AMR’s Employee Handbook included a Blogging and Internet Posting Policy that prohibited employees from: (1) posting pictures of themselves which depict AMR in any way unless written approval from the Vice President of Corporate Communications is granted; and (2) making “disparaging, discriminatory, or defamatory comments when discussing the Company or the employee’s superiors, co-workers and/or competitors.” According to the NLRB complaint, an AMR employee named Dawnmarie Souza (“Ms. Souza”) “engaged in concerted activities with other employees” on November 8, 2009, by criticizing her supervisor on her Facebook page. According to a press release issued by the NLRB that accompanied its filing of the complaint, Ms. Souza’s criticism of her supervisor drew supportive responses from her co-workers, which resulted in Ms. Souza making additional negative comments about her supervisor on her Facebook page. Ms. Souza was discharged from her employment with AMR on or about December 1, 2009.

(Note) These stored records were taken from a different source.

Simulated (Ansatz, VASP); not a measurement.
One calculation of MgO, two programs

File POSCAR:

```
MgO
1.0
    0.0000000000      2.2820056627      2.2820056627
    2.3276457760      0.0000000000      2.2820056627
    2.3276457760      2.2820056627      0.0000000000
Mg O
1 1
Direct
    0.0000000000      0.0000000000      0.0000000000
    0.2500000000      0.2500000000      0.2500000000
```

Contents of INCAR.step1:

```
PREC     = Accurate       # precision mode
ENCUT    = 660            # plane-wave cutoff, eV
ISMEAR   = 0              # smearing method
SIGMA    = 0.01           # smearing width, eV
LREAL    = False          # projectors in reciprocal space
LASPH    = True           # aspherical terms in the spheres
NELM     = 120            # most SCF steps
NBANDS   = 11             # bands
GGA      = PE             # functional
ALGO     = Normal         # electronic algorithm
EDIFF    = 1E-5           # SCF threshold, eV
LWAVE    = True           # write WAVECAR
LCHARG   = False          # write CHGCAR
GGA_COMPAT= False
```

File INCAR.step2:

In the complaint, the NLRB alleges that AMR interfered with, restrained, and coerced its employees in the exercise of their right to engage in protected concerted activities, by promulgating its Blogging and Internet Posting Policy and by discharging Ms. Souza. The NLRB also alleges that AMR discriminated against Ms. Souza for her protected concerted activity by discharging her. According to the NLRB’s press release, the NLRB is taking the position that AMR’s Blogging and Internet Posting Policy contains unlawful provisions, including: (1) the provision that prohibits employees from making disparaging remarks about AMR or supervisors of AMR; and (2) the provision that prohibits employees from depicting AMR in any way without permission.
The NLRB’s position regarding the unlawfulness of AMR’s social networking policy appears to signify a departure from a recent opinion issued by the NLRB General Counsel’s Division of Advice on December 4, 2009. In that opinion, the Division of Advice considered an employer’s social networking policy that prohibited, among other things, “disparagement of company’s or competitors’ products, services, executive leadership, employees, strategy, and business prospects.” The Division of Advice concluded that the policy, as written, was lawful because employees could not reasonably construe the policy as prohibiting the types of concerted activities protected by the NLRA. The Division of Advice also found no evidence that the policy was promulgated in response to union organizing activity or was applied for the purpose of discouraging union organizing activity.
Although a hearing has not yet been held in the AMR case and a decision has not yet been rendered, the issuance of a complaint in that case indicates that the NLRB will closely scrutinize employer policies that potentially restrict an employee’s right to discuss terms and conditions of employment through social networking sites. Accordingly, all employers (regardless of whether their employees are unionized or not) should take this opportunity to review their social networking policies, and amend those policies to ensure that there is no language that could reasonably be construed by employees as prohibiting concerted activities relating to terms and conditions of employment. Employers who are contemplating the promulgation of a social networking policy should make sure to craft the language of the policy carefully to reduce the risk that the NLRB will find the policy to be an unlawful restriction on employee rights.